Darwin students are sew generous
Darwin locals are showing their true colours in a quilt-making project, which will be donated to a disability college in Queensland when completed.
The quilt, which is being made in the colours of the Aboriginal flag, is being made for NAIDOC Week by students from the STEPS Skills for Education and Employment (SEE) program.
The course teaches literacy and numeracy skills to help people find work or go into further study, and STEPS Palmerston Business Manager Yvonne Coleman said students love learning through contextualised training activities.
“The class love sewing and we knew with a big project like a quilt there’s a lot of calculations and measurements,” she said.

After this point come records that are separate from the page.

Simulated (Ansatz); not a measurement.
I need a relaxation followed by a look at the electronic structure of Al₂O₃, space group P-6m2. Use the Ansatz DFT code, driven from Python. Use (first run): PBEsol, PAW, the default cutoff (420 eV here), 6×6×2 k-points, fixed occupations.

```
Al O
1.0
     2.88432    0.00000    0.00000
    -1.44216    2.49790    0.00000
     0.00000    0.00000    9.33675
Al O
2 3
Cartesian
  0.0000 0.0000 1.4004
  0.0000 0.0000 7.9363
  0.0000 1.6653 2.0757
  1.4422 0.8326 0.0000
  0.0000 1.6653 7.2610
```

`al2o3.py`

“We told them about STEPS Pathways College and the group decided that would be where they wanted the quilt to go,” she said.
STEPS Pathways College is based on the Sunshine Coast and is the first program of its kind in Australia, giving young adults with a disability the opportunity to learn skills to live independently.
SEE student Bevan Dickenson said the NAIDOC Week project helped him to share his Indigenous heritage with the multicultural class.
“NAIDOC Week is about keeping Indigenous culture strong and sharing stories with friends,” he said.
Classmate Maria Stephens said the group decided to donate the quilt to show their gratitude to STEPS.
“We all love coming here to learn and feel the kindness of STEPS. We’re also really proud of what STEPS does to help people with a disability,” she said.
SEE trainer Mark Roscoe said finding a balance between the curriculum and projects the students enjoy brings out the best in the group.
“They love problem solving and working with each other in a team. I am very proud to see how much their confidence has grown,” he said.
The Skills for Education and Employment (SEE) program is funded by the Australian Government Department of Education, Skills and Employment.